Structural strain considers, in informal terms, the underlying grievance(s) that are expressed in social movements (or collective behavior). Smelser develops this aspect of his theory in detail and through a large model that contains a total of 28 ‘classes’ of strain. The whole model is provided in appendix 8, table 5. This model continues Parsons and Shills’ theory of action, only that it has been adapted to social systems. It argues that action is based on four components and that these four components are the essential characteristics of the situation in which action is supposed to happen. In Smelser version (not the original) those components are formulates as 1) values 2) norms 3) mobilization into social organization and 4) situational facilities. Each of these components, in turn, are sub-divided into 7 ‘levels of specificity’ each.

The idea is to provide a comprehensive, classificatory scheme to encompass all instances of collective action and to be able to outline all kinds of strain related to these. The adequacy of such a modeling is questionable, though I have not updated it for this study. I regret this decision now, but I can only recommend for future research to improve on this modelling. However, the model functions relative simply by listing the four first components hierarchically in the succession outlined above. Strain on any component will, as a consequence, lead to strain on all components ‘lower’ in the hierarchy. Strain may move up this ladder as well though this is not necessary. On the other hand, strain always moves down through the lower levels. The same is true for the ‘sub-categories’ where strain, likewise, always moves down the hierarchical structure as well as to the ‘right’ (when reading the model). This outline should be simple enough to understand and to interpret the modelling, however, practical implication, as I have mentioned before, has been more complicated.

In the original formulation, the concept of generalized belief is associated with simple forms of argumentation, highly ‘lacking’ in formal reasoning and are accounted for as ‘inferior’ to institutional, ‘normal’ reasoning. However, in our ‘updated’ version of the value-added framework, we do not assume such crude ideas about generalized believes. In fact, in this research I have tried to refrain from a priori conceptualizations of what a generalized belief is constituted from. In the structural idea, the simplification of generalized beliefs in to some generic ‘forms’ with some specified relations between these elements makes it possible to construct a very rigid theory on the relations between various kinds of strain and generalized beliefs. Further, these beliefs can then be connected with various kinds of collective behavior in the structural approach. These ideas are not part of this research, where the reasoning of participants of the social movement is not denigrated. In fact, the universes of meaning and the discourses surrounding social movements are understood as vastly more complex phenomena, which are eligible for individual studies in themselves and which cannot be reduced to so such crude configurations.

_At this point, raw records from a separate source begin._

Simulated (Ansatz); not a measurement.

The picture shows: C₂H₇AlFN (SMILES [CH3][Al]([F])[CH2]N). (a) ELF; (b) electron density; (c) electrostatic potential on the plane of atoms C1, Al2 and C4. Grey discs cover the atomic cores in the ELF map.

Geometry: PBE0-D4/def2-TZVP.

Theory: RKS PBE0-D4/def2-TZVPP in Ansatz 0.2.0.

Nevertheless, we maintain the idea of the generalized belief, which does constitute a basis for action for the participants of the social movement. We just do not assume that this basis is irrational or inferior to normal reasoning. Neither do we preserve the ideas of the ‘spread’ of generalized beliefs through rumors, ideology, or superstition which are argued as typical causes of development of generalized belief. Instead, we aim to keep the category open for empirical explanation, while only maintaining the simple definitions that 1) generalized believes are related to strain and 2) that generalized believes prepares participants for action. In view, it makes sense to try and connect the generalized ideas, discourses, narratives, frames, etc. with the identified strain(s) and secondly to investigate how exactly these believes relates to preparing and activating participants for action. These questions I have not sought to answer deductively or a priori but only sought to investigate empirically.

The fourth component of the model is precipitating factors which are understood as ‘events that trigger’ the outburst of the social movement. The precipitating factor can be a particular event, circumstance, or similarly that provides a clear exemplification of the strain and related generalized belief. Because of this quality, such an even is very often decisive in ‘triggering’ the outburst of collective action. In our case, for instance, such an event could readily be identified in the La Línea case, which was merely a particularly clear-cut illustration of what most Guatemalans already new. The event does not necessarily have to take place right before the outbreak of a social movement, but it will typically be related to this. We should also note that because of our general definitions that all components merely needs to be triggered in the correct combination, the actual time of the happening of a precipitating factor is irrelevant. However, its evocation in relation to the other determinants is imperative. Returning to the definition, Smelser also defines the precipitating factor as something that ‘…confirms the generalized suspicion…’, for instance, it ‘transforms anxiety into a fear of a specific threatening agent’ which is decisive in leading up to an event of collective action. The importance of this component, Smelser recognizes, is not ‘its objective qualities… so much as the meaning which they [precipitating factors] are assigned…’ This last definition is important, again, to reconfirm the qualitative characteristics of the theory.

The Fifth component is Mobilization which is not given much theoretical attention in his work. Probably as a consequence of the theoretical assumptions about collective behavior and social movements related to the theory. Not much attention (if any) is given to organization and motivation for mobilization, as mobilization is seen more generally as a consequence of the other determinatns in combination. However, in this study considerable emphasis is laid on this component which is informed, to a large extent, by knowledge from both RM and PPT research. More contemporarily, social movemetns have come to be viewed in light of political and organizational relations more so than as ‘iuninstitutional collective behavior’ which prompts attention to factors such as the political environments, networks, organizations, etc. as influential in mobilizing participants. For this research, therefore, mobilization is viewed as an integral element of social movements and mobilization is not strictly determined on the basis of the former components or their possible combinations. In many instances, decisive other factors are imperative for a social movement to develop, and those factors are what we look closer at in relation to mobilization. Mobilization, thus, is viewed much generally in relation to or conjunction with regular action (or institutional action) and not as a different category of action.

The last component, social controls, is concerned with mechanisms that work to either 1) prevent or 2) counter outbreaks of collective behavior. Whereas the former (1) are measures taken prior to the outbreak of the social movements (for instance steps to alleviate strain, or to improve access to political decision-making for minorities), the latter are only brought into the effect after the social movement has developed. These mechanisms range from violent repressions to much more peaceful means of dialogue and diplomacy. In general, however, this aspect can consider a wide variety of controls- if they can be manipulated and if they influence the social movement, they are possible social controls for countering the social movements. We need not assume beforehand that they are either violent or not, or ‘good or bad’. They are simply considered as preventive controls or as (‘reactionary’) controls to counter the further development of the movement by whichever means are useful for doing so.